His next care was to provide dwellings and store-houses for the missionaries. He had acquired, for the consideration of twelve axes, a block of land, 200 acres in extent, from one of the chiefs of the district, and this was transferred to the C.M.S., by a deed of conveyance of a simple and straightforward character, "signed" (in the words of the Society's Report for 1816) "in a manner quite original--the chief having copied, as his sign-manual, the lines tattooed upon his own face." A few primitive erections, each consisting of a framework of wood, interwoven with flags of raupo, or native bulrush, formed the mission station of Rangihoua. Mr. Kendall, it should be mentioned, before leaving Sydney, had been gazetted as Resident Magistrate at the Bay of Islands. Mr. Marsden's stay in New Zealand was strictly limited by the orders of Governor Macquarie, but it need scarcely be said that he made the very most of the brief time at his disposal. He had been formally requested by the Government of New South Wales to explore, so far as time would permit, the state of New Zealand, and report the same to the Governor, "with a view to ascertain the expediency of forming there a permanent establishment." [Footnote: No doubt a convict establishment was intended-a curse from which the land was, by God's mercy, happily defended.] In pursuance of these [17/18] instructions he explored in the Active the east-coast of the North Island from the Cavalles Islands to the River Thames, again showing his confidence in the natives by taking on board no less than twenty-eight of their number, all well armed, to defend him against possible attacks from natives to whom he was not known. But he found there was no need of any such precaution; for they were everywhere hospi-table, and appeared pleased at the prospect of having Europeans to settle amongst them. From the Thames he returned to the Bay of Islands, where he continued for more than six weeks, exploring the adjacent country in every direction.

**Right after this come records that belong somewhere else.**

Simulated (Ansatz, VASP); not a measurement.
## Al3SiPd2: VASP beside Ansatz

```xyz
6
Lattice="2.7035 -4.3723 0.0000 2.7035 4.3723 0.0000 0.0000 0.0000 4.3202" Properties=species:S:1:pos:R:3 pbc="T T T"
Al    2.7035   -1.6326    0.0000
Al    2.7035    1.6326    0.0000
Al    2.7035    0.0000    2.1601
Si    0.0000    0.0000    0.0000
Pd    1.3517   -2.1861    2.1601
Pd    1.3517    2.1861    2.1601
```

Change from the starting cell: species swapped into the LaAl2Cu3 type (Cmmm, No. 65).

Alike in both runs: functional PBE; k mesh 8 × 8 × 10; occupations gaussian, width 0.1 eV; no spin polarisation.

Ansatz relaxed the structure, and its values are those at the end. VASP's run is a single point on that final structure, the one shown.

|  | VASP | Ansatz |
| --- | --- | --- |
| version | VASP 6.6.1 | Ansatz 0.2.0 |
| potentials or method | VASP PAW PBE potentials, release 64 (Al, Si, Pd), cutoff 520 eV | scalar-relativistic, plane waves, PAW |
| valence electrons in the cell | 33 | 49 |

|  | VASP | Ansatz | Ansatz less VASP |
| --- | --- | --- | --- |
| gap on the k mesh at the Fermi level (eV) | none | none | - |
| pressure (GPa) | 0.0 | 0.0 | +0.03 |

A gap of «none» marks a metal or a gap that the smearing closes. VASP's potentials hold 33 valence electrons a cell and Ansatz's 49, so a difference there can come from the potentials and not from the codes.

One melancholy event cast a gloom over the close of this otherwise most prosperous visit. Ruatara---the intelligent and patriotic, the brave and long-suffering, the unwearied benefactor of his countrymen--was taken suddenly and seriously ill; and when Mr. Marsden heard of it, and hastened to visit him, he was not allowed for some days to come near him, owing to the absurd superstition which, on the plea of sanctity, condemned the person of a chief to cruel isolation and neglect. [Footnote: For some of the effects of the tapu, see the last chapter of Part I.] When at length, by dint partly of entreaties and partly of threats, he succeeded in gaining access to him, the poor fellow appeared sadly distracted, and at a loss what to do, or which way to turn. Faint gleams of light had reached his heart, and was eager for instruction; he asked Mr. Marsden to pray for him; but the [18/19] native tohunga, or priest, beset him day and night, and in his mortal weakness he was unable to throw off the influences which surrounded him. Mr. Marsden had no choice but to leave him in this state, and to set sail, and four days after his depar-ture, on the 3rd March, 1815, poor Ruatara died, being, in Mr. Marsden's judgment, not more than twenty-eight years of age. On the following day, to complete the tragedy, his wife, Rahu, inconsolable for her loss, put an end to her life by hanging herself.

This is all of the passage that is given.